Call me Snake. As in “water snake”. Yeah. That’s me. “Snake” Waters. I’m not a killer. I’m not poisonous. I’m just bitey, stinky, and common. But I’ve got something you ain’t got, buddy. I’ve got musk. My own, friggin’ musk. Oh, yeah. I’m bad. Don’t pay no mind to the fact that my musk smells like…. Ahem. Let’s talk about something else.
Remember that chick, Sel, I told you about? That mail-order bride that I got from that Frenchie outfit, “The Different Company“? Well, I had to put that stuff down. That little lady was totally no good for this turf-crawler. Yeah, she’s hot. Sure, she’s a classic. But she’s nothin’ but trouble. I had to get free, or I was gonna end up like the others – just another boot or handbag in the closet. Like that joker, Chandler. Whipped. No way was I gonna end up like that. Sel is like a drug. She’s so fine, she’s outta here.
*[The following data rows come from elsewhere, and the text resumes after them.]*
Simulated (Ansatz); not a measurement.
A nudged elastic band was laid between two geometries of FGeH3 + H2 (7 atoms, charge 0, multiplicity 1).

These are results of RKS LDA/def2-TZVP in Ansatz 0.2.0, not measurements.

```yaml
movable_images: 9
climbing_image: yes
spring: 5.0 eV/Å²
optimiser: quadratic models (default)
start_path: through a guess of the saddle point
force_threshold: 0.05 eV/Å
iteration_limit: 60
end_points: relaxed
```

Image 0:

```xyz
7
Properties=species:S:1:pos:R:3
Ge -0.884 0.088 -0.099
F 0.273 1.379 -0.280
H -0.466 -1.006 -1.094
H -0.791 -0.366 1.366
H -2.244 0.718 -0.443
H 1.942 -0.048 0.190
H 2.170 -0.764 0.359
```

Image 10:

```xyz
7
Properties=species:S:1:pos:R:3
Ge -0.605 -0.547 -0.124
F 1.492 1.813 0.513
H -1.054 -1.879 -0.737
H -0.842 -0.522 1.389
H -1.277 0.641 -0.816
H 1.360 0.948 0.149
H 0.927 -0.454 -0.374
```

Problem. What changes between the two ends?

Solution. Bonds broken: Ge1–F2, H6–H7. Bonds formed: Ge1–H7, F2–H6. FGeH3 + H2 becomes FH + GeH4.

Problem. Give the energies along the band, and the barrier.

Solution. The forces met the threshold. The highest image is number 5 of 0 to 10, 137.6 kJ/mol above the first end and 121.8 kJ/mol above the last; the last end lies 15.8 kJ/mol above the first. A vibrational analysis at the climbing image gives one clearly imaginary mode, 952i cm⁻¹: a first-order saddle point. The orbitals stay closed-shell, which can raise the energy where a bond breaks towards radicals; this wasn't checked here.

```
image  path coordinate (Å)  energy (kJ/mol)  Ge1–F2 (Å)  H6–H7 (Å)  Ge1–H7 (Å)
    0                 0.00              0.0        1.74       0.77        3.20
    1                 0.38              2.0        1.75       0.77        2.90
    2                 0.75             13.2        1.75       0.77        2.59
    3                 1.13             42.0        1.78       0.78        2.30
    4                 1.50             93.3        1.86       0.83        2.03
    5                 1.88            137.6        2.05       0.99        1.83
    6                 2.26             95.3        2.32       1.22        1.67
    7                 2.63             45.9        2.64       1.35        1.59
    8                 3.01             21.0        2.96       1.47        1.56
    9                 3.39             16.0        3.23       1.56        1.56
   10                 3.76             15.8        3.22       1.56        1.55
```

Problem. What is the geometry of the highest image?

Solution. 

That’s when I met “Sage”. It’s not her real name. Are you kidding? Her real name is some French thing. “Un Parfum de Charmes & Feuilles“, or something like that. Pardon my French. She says it means “A Scent of Charms and Leaves”. Yeah. Like I’m gonna believe that.
Sage is one of those chicks that you’re sure you met before, but you were either too drunk or too high, and you can’t figure out where it was. You know you’re hot for her, but you can’t figure out why. You’re thinking, “Man, I had this stuff before. And it was good, too. Oh, yeah. But where was it?”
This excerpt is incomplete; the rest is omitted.